- - Sunday, August 1, 2021

Most Americans are familiar with TV’s Smokey Bear, shovel in paw, warning, “Only you can prevent wildfires.” No disrespect is meant to the nation’s furry and fretful friend, but the evidence mounts that, despite the government’s best efforts, we can’t halt the conflagrations.

All that is humanly possible in the current climate is tempering the outbreaks and staying away from places prone to becoming flaming hellscapes.

As temperatures hit their mid-summer peaks, the West is suffering its seasonal burn. And for the second year in a row, the East is choking on the smoke. The fires, concentrated in the Pacific Northwest, have blown ash-filled plumes across the nation, immersing New York, Philadelphia and other eastern metropolitan regions in a gray haze.

Residents of eastern cities may be irritated by the poor air quality, but it pales compared to the devastation westerners suffer on the ground-level property.

Thus far, during 2021, more than 3.4 million acres have been charred, or more than 5,300 square miles – an area the size of Connecticut.

With several months remaining until temperatures fall, the damage could match that of 2017, when acreage the dimensions of New Jersey went up in flames.

The disastrous loss is not for lack of effort at fire suppression. The U.S. Forest Service is operating at a preparedness of Level 5 — its highest state of emergency — with more than 21,000 firefighters currently doing battle with 78 large fires in 12 states.

Wildfire-fighting has been frequently hampered, however, by a lack of money. As a remedy, the U.S. Congress passed a so-called “fire-funding fix” in 2018, which allowed federal disaster funds to be shifted into fire suppression starting in fiscal 2020, saving U.S. Forest Service funds for routine functions like park management. And by paying for the thinning of forests, removal of dead trees, and clearing of vegetation away from residential structures, less tinder-dry fuel is available to turn a smoldering ember into an inferno.
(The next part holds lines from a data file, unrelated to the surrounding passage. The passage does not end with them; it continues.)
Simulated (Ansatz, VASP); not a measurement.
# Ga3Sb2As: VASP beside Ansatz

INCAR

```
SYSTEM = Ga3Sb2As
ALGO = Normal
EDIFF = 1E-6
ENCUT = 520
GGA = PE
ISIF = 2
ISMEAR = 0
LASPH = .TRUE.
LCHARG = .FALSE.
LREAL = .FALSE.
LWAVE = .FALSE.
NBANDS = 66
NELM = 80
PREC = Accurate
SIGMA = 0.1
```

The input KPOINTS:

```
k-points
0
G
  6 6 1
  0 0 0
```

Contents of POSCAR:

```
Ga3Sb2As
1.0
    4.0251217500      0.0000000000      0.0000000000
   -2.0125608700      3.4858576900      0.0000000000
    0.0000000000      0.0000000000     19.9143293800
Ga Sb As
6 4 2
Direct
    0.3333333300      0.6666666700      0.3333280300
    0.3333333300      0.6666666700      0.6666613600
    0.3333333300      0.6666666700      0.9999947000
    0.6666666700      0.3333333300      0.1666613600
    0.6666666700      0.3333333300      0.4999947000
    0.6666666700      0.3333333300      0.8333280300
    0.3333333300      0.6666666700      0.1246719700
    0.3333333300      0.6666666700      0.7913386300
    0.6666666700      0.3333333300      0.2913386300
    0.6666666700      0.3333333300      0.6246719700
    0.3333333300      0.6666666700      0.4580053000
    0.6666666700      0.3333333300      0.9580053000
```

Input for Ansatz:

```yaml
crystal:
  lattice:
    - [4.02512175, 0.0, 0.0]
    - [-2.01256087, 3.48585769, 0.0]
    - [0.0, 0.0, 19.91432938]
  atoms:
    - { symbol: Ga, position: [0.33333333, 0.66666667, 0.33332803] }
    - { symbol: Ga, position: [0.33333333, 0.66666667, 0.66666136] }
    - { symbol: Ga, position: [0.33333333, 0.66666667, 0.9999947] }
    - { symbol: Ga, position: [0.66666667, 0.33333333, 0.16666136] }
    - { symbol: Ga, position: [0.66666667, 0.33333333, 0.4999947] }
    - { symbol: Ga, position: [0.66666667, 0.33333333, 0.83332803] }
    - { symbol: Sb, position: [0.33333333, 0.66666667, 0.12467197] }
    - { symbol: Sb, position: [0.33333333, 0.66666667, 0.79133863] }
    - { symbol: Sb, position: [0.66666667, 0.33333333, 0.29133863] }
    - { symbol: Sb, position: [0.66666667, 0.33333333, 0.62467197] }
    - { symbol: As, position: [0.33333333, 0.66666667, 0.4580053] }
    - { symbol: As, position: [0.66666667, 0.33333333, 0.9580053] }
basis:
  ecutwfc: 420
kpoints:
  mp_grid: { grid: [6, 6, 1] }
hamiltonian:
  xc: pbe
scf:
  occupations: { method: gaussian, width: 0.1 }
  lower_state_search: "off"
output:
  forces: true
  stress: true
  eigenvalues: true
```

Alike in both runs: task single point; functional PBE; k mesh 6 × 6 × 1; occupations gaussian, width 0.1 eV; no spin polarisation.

Accordingly, the wildfires of 2020 resulted in the smallest scorched acreage in six years, indicating a measure of success. This year, though, is on track to render the “fix” an exercise in futility as the flames defy control.

Living amid the West’s paradises, with the aroma of pine wafting on the cool mountain air is a fond dream that many Americans share.

Those fortunate enough to move into the alpine forests face a nightmare instead when forced to flee for their lives while theirback-country castles burn to the ground.

Human nature is to tame the wilderness, but Mother Nature does not easily submit to civilization. Technological innovations meant to alter the global temperatures by a degree or two aren’t likely to tame climate patterns that sometimes cause both arid and temperate regions to burn.

Realistically, Americans who settle in inhospitable places are as likely to be saved from the wildfires by rain as Uncle Sam’s intervention.